Garbage foraging is not new, but we are here to make it respectable. We had a boost last year when thousands of middle class Argentinian families were filmed on the garbage heaps of Buenos Aires after the country’s spectacular economic collapse.
Mongo: Adventures in trash by Ted Botha (Bloomsbury $23.95) is a tribute to the garbage foragers of another city: New York.
As New Yorker’s endlessly improve their tiny apartments, or buy vast new Home Theater systems, the city’s streets and dumpers fill with reusable and often extremely valuable trash.
In recent days I have walked past a fur coat, seemingly in perfect condition, a 7 foot Mahogany bookcase, and a Methuselah of Champagne, admittedly empty — but a bottle the size of a small man is still a highly collectible item.
As a child Ted Botha stockpiled used batteries in garbage boxes, but he has now found a more useful outlet for his interests. Mongo is apparently New York slang for “any discarded object which is retrieved. ” Until now I had only known it as the name of the vast Neanderthal in Blazing Saddles with his one memorable line Mongo only pawn in game of life.
Botha has certainly stocked his entire apartment with Mongo, and in doing so discovered that New York is one of the best places to be searching for Mongo. The crowded island, the wealth existing alongside poverty, are ideal conditions for this search. As he puts it Great wealth makes for great garbage
When Botha first took to the streets it was because he needed to, and now he charts the lives of those who still do so out of necessity. Not for him the millionaire’s daughter furnishing her starter home on 14th Street. Mongo: adventures in trash is organized by scavenger type. Each chapter introduces a different type of garbage collector from the articulate young anarchists who dumpster dive outside supermarkets, to the canners and black-baggers, the forming specializing in rescuing and selling aluminum , and the latter who take anything they can get.

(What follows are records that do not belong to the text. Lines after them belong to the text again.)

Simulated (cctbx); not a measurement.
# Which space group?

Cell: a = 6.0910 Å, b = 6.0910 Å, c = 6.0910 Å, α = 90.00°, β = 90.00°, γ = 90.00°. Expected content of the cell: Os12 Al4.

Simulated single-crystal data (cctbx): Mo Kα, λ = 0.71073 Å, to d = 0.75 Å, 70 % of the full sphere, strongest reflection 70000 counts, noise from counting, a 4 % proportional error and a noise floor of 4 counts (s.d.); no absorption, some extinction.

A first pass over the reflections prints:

There are also unclassifiable individuals, like Steven Dixon, a former Chase banker who now combs the streets looking for rare or valuable printed matter his finds range from a first edition of Finnegan’s Wake to a card signed by Disraeli.
Many of the collectors are obsessive compulsive hoarders, and Botha prefers to concentrate his attention on the less damaged members of society. He focuses on the freedom that a life of trash gathering confers — Being free is something that almost every collector prizes above the mongo itself. This is not a great book, but it is a good one and a useful guide to anyone who is setting off on a life of mongo in any world city.